We can’t for see the future!

Interest Rates are UP, when you compare them to 2017 & 2018, we have had, I believe, 5 interest rate hikes. However the Bank of Canada had a change of heart in January, holding its current benchmark target rate at 1.75%. Which is good news for Home Buyers, but it seems that many are still sitting on the fence waiting. It has always been said that the best time to buy Real Estate was yesterday, and with still considerably low interest rates, and better home pricing/values, I would say it is a great time to buy a home! With the Canadian Economy doing considerably well and strong employment growth, we are still seeing adjustments being made to the Real Estate Industry, specifically home prices. The changes to mortgage qualification rules, and lending guidelines, specifically the introduction of the Stress Test in 2018, have Buyers and Sellers, well… STRESSED!

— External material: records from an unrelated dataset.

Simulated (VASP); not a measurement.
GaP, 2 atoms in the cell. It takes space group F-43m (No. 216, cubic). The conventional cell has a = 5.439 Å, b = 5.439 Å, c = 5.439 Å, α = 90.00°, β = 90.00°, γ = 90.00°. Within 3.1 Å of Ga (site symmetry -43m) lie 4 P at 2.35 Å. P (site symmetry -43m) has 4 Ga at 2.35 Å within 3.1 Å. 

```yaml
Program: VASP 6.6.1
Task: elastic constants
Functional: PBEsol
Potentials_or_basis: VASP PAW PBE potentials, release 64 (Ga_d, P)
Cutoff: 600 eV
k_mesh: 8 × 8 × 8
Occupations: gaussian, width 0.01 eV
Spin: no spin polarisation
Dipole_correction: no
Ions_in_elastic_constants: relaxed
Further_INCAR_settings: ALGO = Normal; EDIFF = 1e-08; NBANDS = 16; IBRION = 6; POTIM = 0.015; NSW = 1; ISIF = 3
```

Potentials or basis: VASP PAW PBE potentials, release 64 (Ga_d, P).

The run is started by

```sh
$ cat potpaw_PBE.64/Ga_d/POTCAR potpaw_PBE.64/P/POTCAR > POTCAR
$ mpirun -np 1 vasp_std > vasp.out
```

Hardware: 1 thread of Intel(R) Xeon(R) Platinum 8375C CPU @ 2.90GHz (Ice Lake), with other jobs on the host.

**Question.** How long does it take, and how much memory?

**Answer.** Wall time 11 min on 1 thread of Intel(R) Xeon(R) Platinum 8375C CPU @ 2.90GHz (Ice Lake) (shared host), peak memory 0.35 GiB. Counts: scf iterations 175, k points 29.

I remember when Wayne and I purchased our first home almost 30 years ago in Glen Abbey, Oakville, we were afraid. But we did it anyway, with an interest rate of 14.75%. Imagine that, what were we thinking? Now when we compare home prices then to now, they are quite different. Our mortgage at the time was approximately $144,000 and our Monthly Principal & Interest was around $1,312.00. If we look at mortgages today, they are considerably low still, but not as low as 2017/18.

Looking at the Mortgage Calculator from TD Canada Trust, here are some figures for you:

SPECIAL RATES – 3.64% FOR A 3 Year Fixed and 3.74% for a 5 Year Fixed.

FIXED RATES – 3.89% FOR A 3 Year Closed and 5.59% for a 5 Year Closed.

VARIABLE RATES – 3.5% FOR A 5 Year Closed Variable and 5.1% for an Open Variable

Here are some numbers:

$400,000 Mortgage at a 5 Year Fixed Rate, the Monthly Principal and Interest is $2,048.00. A $300,000 at a 5 Year Fixed Rate, the Monthly Principal and Interest is at $1,536.00 and a $200,000 Mortgage at a 5 Year Fixed Rate, is about $1,025.00. Variable Rates would be lower, but you would be gambling on your rate if in fact they start to climb in 2019.

The way I see it, the pattern seems to be the lower the home price, the higher the rate, the the higher the home price, the lower the rate. Do the Banks always win? Does it seem to balance out in the end? We will expect to see modest increases to home prices throughout much of 2019, with maybe one or two interest rates. It is an opinion that we may see the Bank of Canada raise its Benchmark rate from $1.75% to $2.5% between 2019 – 2020.

Let’s get back to the Stress Test for a minute, because this is weighing heavy on the Home Buyers and their ability to make a home buying decision. In order to qualify for a mortgage, Home Buyers must also qualify for today’s current rate plus an extra 2% if in fact rates to go up. This is one of the reasons we are seeing many deals fall apart, Buyers can not qualify for the additional 2%. Thus they are being quite cautious in this Market.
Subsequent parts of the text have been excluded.